A woman passes by an office of mobile phone operator MTS, in which Sistema has an effective ownership stake, in St. Petersburg, September 17, 2014. REUTERS/Alexander Demianchuk

LONDON, March 8 (Thomson Reuters Foundation) – With 45 percent of senior management positions held by women, Russia has once again topped a ranking of countries with the highest percentage of women in senior business roles, followed by the Philippines and Lithuania, a report published on Tuesday said.

Japan, where only 7 percent of senior leadership roles are held by women, remained at the bottom of the list. Germany and India ranked slightly higher, with 15 percent and 16 percent of women in senior management, respectively.

Globally, only a quarter of senior management positions are held by women, up from 22 percent a year before, according to “Women in Business” published by the U.S.-based audit and tax firm Grant Thornton.

The number of businesses with no women in senior management has increased to 33 percent from 32 percent in 2015, the report, which surveyed 5,520 businesses in 36 countries, said.

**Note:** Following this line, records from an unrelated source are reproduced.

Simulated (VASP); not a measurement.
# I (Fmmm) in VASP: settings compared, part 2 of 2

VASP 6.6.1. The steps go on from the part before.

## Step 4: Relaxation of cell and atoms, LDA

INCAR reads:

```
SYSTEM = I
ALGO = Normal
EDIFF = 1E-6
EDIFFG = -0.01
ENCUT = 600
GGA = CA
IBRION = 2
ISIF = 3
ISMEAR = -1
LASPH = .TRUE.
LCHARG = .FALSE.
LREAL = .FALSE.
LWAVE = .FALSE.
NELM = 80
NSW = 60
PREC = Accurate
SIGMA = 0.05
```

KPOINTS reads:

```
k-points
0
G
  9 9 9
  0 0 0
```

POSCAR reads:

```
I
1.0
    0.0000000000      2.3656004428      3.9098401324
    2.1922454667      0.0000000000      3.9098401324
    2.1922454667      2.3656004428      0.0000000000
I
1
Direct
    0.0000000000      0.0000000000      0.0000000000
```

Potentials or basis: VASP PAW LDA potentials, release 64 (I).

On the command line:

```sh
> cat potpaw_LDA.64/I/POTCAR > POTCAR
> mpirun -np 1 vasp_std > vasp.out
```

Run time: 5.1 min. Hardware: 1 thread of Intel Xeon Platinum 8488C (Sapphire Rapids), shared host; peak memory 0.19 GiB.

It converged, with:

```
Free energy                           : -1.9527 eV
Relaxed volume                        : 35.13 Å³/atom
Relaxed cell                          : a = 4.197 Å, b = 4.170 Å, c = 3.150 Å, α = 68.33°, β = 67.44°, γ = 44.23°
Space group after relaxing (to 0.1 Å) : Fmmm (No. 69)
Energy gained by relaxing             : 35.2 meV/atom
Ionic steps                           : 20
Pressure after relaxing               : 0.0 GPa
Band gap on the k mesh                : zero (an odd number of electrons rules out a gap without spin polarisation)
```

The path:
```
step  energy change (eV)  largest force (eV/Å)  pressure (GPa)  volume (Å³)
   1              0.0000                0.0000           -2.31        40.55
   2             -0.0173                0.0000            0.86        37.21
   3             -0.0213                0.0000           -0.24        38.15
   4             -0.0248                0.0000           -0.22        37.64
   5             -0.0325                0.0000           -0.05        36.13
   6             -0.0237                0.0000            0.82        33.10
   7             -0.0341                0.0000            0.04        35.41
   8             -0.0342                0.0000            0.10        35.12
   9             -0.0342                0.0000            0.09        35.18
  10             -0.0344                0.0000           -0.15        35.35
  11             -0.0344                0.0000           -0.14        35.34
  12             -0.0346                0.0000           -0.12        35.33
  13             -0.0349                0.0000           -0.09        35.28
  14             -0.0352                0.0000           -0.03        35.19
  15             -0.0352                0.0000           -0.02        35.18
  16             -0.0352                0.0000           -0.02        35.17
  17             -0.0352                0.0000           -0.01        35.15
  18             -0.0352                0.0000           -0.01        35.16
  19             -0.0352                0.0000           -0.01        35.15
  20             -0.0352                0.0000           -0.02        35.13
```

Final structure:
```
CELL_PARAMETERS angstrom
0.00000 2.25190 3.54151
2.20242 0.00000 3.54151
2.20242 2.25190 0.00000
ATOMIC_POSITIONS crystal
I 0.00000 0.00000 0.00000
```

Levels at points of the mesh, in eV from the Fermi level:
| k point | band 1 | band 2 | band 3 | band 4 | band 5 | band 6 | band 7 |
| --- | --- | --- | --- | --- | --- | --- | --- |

“Companies across developed nations have talked the talk on diversity in leadership for long enough,” Francesca Lagerberg, global leader for tax services at Grant Thornton International said in a statement.

“It’s time to put their promises into practice and deliver results.”

With more than a third of senior roles in the region held by women, eastern European countries, among them Estonia, Latvia and Poland, topped the diversity rankings.

Meanwhile, 39 percent of businesses in G7 countries (Canada, Germany, Italy, France, Japan, Britain and the United States) had no women in senior management positions.

“Despite considerable efforts by governments and campaigners across the world’s best-developed economies to ensure best practice they continue to lag behind emerging markets in (the diversity) area,” Lagerberg said.

“This poor performance seems to be at least partly a result of entrenched societal norms. In the UK and US in particular, there are still plentiful examples of a ‘command and control’ approach to leadership which is not necessarily attractive to women.”

Eastern European countries owed some of their diversity to the legacy of the communism and its principles on equality, the report said.

(Reporting by Magdalena Mis; Editing by Ros Russell; Please credit Thomson Reuters Foundation, the charitable arm of Thomson Reuters, that covers humanitarian news, women’s rights, corruption and climate change. Visit news.trust.org)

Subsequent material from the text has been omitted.